Statistics and tunables stored in scrub_status will be exported via procfs to userspace. This will allow access to the scrub statistics consistent with existing reporting for Lustre filesystems.
OI Scrub trigger strategy
Auto start if detects MDT file-level restore
It is desirable that the IO Scrub is triggered automatically after a file-level restore takes place. Detecting that a file-level restore has taken place can be achieved as follows: scrub_status can have its unique FID recorded in both the extended attribute of the inode and in the OI table. When the MDT mounts, the scrub_status file’s FID is retrieved from the extended attribute and compared to the one in the OI table. If the scrub_status FID does not map correctly back to the same inode (match both the inode number and the inode generation), the error return will alert the MDT that the filesystem has been restored from a backup or the OI is corrupted and OI Scrub can begin.

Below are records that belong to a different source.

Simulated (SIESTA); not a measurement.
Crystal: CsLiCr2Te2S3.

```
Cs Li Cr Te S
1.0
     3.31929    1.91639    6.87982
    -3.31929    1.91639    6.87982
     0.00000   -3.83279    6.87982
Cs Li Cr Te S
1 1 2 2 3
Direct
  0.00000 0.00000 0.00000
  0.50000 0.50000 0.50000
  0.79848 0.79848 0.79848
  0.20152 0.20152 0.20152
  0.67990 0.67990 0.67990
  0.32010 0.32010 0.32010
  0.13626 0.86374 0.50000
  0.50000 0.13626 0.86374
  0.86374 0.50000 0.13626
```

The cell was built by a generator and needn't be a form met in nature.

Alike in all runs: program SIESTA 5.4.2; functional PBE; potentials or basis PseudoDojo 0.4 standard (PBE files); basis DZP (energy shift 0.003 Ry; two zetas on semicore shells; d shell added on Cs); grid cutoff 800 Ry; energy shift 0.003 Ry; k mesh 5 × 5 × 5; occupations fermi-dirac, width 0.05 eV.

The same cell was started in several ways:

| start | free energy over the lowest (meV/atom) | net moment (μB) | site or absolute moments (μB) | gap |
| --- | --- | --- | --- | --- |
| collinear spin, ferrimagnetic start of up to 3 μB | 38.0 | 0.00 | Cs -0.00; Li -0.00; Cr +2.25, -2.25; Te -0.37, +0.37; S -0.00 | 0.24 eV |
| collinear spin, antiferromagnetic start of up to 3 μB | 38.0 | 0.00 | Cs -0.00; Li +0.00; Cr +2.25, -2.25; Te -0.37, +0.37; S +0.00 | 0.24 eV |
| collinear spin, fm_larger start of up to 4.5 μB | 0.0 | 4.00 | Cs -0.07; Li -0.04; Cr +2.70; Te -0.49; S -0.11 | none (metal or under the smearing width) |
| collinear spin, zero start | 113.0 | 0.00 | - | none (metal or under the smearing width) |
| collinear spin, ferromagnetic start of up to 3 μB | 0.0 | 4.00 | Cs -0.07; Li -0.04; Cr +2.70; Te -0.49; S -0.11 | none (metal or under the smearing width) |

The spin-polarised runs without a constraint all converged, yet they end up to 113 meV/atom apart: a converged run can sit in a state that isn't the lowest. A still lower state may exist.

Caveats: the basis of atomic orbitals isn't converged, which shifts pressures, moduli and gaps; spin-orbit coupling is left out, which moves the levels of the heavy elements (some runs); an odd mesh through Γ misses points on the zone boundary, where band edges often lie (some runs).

In addition, the absence of the scrub_status file may also trigger OI Scrub. For example, when upgrading an MDT from an earlier version of Lustre 2.x to one that supports LFSCK (without backup/restore), the scrub_status file will be absent. In such cases, triggering the OI Scrub may be desirable because old version MDT does not support routine OI consistency checking and there may already be inconsistencies in the OI table.
Periodically or manually triggered from userspace
As part of the work for the OI Scrub user space tool, lctl commands will provide manual control of the kernel space OI Scrub. An administrator can schedule periodic IO Scrub scheduling from userspace with cron or at. Administrative monitoring of the OI Scrub progress can be achieved by examining the scrub_status file. Auto start if inconsistency is detected during OI lookup
A new switch will be introduced to enable/disable OI lookup verification. With this switch enabled the FID-to-inode mapping is checked for validity when OI lookup takes place. If an inconsistency is found, it will be repaired and optionally trigger the complete OI Scrub automatically. The switch will be controlled through the lctl command.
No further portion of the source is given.